When Andrei Arshavin signed a contract for Kazakhstan's FC Kairat in March this year, many thought he was going there to see out the end of his playing days, especially since he turned 35 in May. As it turned out, that couldn't be further from the truth; the former Zenit St. Petersburg, Arsenal and Russia star still has that magic touch.

Due to a variety of problems at his previous club, FC Kuban Krasnodar, Arshavin essentially spent six months away from the pitch. In switching to Kairat, he has got exactly what he needed - playing time. The Kazakhstan championship runs from spring to autumn, so in just shy of five months Arshavin has played 25 games, 21 in the league and four in the UEFA Europa League qualification rounds, scoring eight goals.

The Russian star succinctly summed up the reasoning behind his move to Kazakhstan in an interview with FIFA.com: "They made an offer and I accepted."

Geographically Kazakhstan is right on the edge of European football and does not garner much attention from an international fanbase, although recently both the Kazakhstan national team and local clubs are proving a tough task for opponents to deal with, especially on home soil. Just ask Poland's players, who dropped points in Astana in their opening game of the 2018 FIFA World Cup RussiaT qualification campaign. We asked Arshavin to compare the set-up in Kazakhstan with those he came across in Russia and England.

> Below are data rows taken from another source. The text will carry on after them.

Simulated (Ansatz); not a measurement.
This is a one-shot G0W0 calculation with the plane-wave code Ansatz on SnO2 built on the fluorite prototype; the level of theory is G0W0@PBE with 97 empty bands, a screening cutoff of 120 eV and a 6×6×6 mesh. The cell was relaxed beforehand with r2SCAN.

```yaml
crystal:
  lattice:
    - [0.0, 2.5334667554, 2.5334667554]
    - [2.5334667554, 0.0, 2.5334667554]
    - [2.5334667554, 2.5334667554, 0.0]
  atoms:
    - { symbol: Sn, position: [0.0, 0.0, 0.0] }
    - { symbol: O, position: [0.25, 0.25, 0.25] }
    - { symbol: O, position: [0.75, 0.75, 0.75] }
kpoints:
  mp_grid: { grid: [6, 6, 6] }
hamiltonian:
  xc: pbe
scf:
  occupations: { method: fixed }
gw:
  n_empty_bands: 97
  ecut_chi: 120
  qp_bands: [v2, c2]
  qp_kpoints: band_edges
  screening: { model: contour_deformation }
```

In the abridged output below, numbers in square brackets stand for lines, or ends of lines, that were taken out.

"Of course, it's hard to compare with England and that doesn't just apply to Kazakhstan but other countries as well,' he answered. "Only Germany can probably compete with them. In principle, you can draw similarities with Russia however. The infrastructure in Russia is a little better, plus they're building new stadiums ahead of the World Cup. In general, the stadiums here are pretty much the same, left over from the post-Soviet era. Sometimes the pitches are better, sometimes they're not. The set-up is decent at Kairat actually."

'Kazakhstan at the World Cup? Why not?'

"As for the national team," Andrei continued, "I've been telling the local players that Kazakhstan haven't got the hardest qualifying group for the 2018 World Cup (ed's note - Romania, Denmark, Poland, Montenegro and Armenia). There's no one who you'd pick out as clear favourites and Kazakhstan can compete with anyone at home. If things go their way on home soil, they can target a decent result. Who knows, maybe we'll see Kazakhstan at Russia 2018? At club-level, Astana and Kairat are roughly at the standard of the play-off round for the UEFA Champions League and Europa League."

Helped by Arshavin, Kairat made it as far as the second qualifying round for the Europa League this season. Easing past Albanian outfit KF Teuta Durres, the Almaty-based side then lost out in a close-run encounter to Maccabi Tel-Aviv, who have featured in the group stages of the Champions League before. It took Arshavin hardly any time at all to adapt to his new surroundings before he was orchestrating his team's play and contributing massively to the team's surge up the table after a shaky start, narrowing the gap to league leaders and main rivals FC Astana.

Arshavin's feats have been taking place on the fringes of European football, so only his most loyal fans, of which there are many, have taken note. That he was not in the Russia squad for UEFA EURO 2016 came as no surprise: the last time Andrei played for the national team was four years ago.

Nevertheless, one goal at the end of July changed everything. Once again Arshavin was the topic of conversation in Russia, England and everywhere they showed his phenomenal strike against FC Taraz in Matchday 22 of the Kazakhstan Premier League. Even taking into account the standard of the competition, this goal will easily go down as one of the best of the summer from anywhere in the world.ha

Arshavin, anticipating a crossfield pass in front of the penalty box from another former Zenit player, Anatoliy Tymoshchuk, used his back leg to deftly steer the ball beyond his marker in a single elegant motion. Leaving the defender for dead, he then cut back onto his right foot to eke out a yard of space. With more opposition players about to crowd him out, the little magician deftly chipped the ball over the defenders and goalkeeper into the net.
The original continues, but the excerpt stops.